4. Be familiar (enough) with regression analysis
HBR describes regression analysis as the workhorse of analytics, so we better have some working idea of what it is and how to use it. Here is a 3 bullet point version. As you can imagine, there are entire courses on Coursera on the topic, so consider this the Twitter-version.
- Official version: Regression analysis is a statistical technique to determine the relationship between a single dependent variable (criterion) and one or more independent (predictor) variables.
- Less wonky version: Regression analysis mathematically helps you understand to what extent A, B, C, D affect X.
- No regression will be perfect, so there will be an “error term”
- As you might imagine, the smaller the error term, the better the explanation power of the formula
- Yes, the more variables you add to the formula, the smaller the error . . but a formula with 2,000 variables = useless
Maybe a simple example would help. Let’s say we own a gas station and want to know what affects our sales (X). We might put a bunch of data into a regression formula including the weather (A), the day of the week (B), and the difference between our posted gas price and competitor’s price (C), to see which factors had the greatest influence on sales.

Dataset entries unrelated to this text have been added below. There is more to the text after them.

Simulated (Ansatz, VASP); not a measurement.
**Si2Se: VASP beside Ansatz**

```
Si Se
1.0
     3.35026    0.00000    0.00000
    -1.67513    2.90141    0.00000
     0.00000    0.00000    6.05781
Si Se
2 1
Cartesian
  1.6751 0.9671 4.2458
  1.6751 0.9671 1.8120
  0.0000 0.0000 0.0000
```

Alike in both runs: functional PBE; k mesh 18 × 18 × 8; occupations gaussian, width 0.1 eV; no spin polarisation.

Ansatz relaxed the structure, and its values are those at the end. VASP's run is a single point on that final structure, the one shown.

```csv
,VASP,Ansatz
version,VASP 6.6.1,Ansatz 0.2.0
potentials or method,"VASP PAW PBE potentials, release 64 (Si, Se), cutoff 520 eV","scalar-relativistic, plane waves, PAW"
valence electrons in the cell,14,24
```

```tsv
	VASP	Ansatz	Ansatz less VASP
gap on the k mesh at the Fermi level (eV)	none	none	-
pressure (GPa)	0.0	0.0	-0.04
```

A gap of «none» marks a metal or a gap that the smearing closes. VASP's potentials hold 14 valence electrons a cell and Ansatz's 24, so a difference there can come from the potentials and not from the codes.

5. Use analytics to ask better questions
Thomas Redman, the “Data Doc”, said, “The goal is not to figure out what is going on with the data, it is to figure out what is going on in the world.” BOOM. Deep. As a managers, we need to think of regression analysis (or any analytical tool) as a means to ask better questions and get more confident in our thinking:
- How do you go about choosing relevant variables?
- Which variables matter most? Which ones can we ignore?
- How do these variables interact with one another?
6. Recall, correlation is not causality
Correct. Black umbrellas do not cause rain.
7. Recall, life is not a straight line
As seasoned consultants, we know that trend lines are rarely straight lines. Market share gets saturated. Demand elasticity of price changes. The slope (remember rise/run?) changes over time. Whether it is customer lifetime value, mortgage amortization, or unit profitability, this varies. Without even labeling the X or Y axis, you can probably think of business situations where you see these scenarios.
8. Get good (enough) data
Okay, what’s “good enough” look like? In a perfect world, the data you seek would be abundant, easy to get, cheap, unbiased, structured, and almost self-explanatory. It’s like being a chef with an infinite pantry of fresh ingredients.
Since we know that is unrealistic, we need to evaluate trade offs:
- Any publicly available data, or already validated data sets that can be repurposed?
- Can we start with structured data sets; clean, check, and work with first?
- Do we have a large and representative enough sample size to be valid?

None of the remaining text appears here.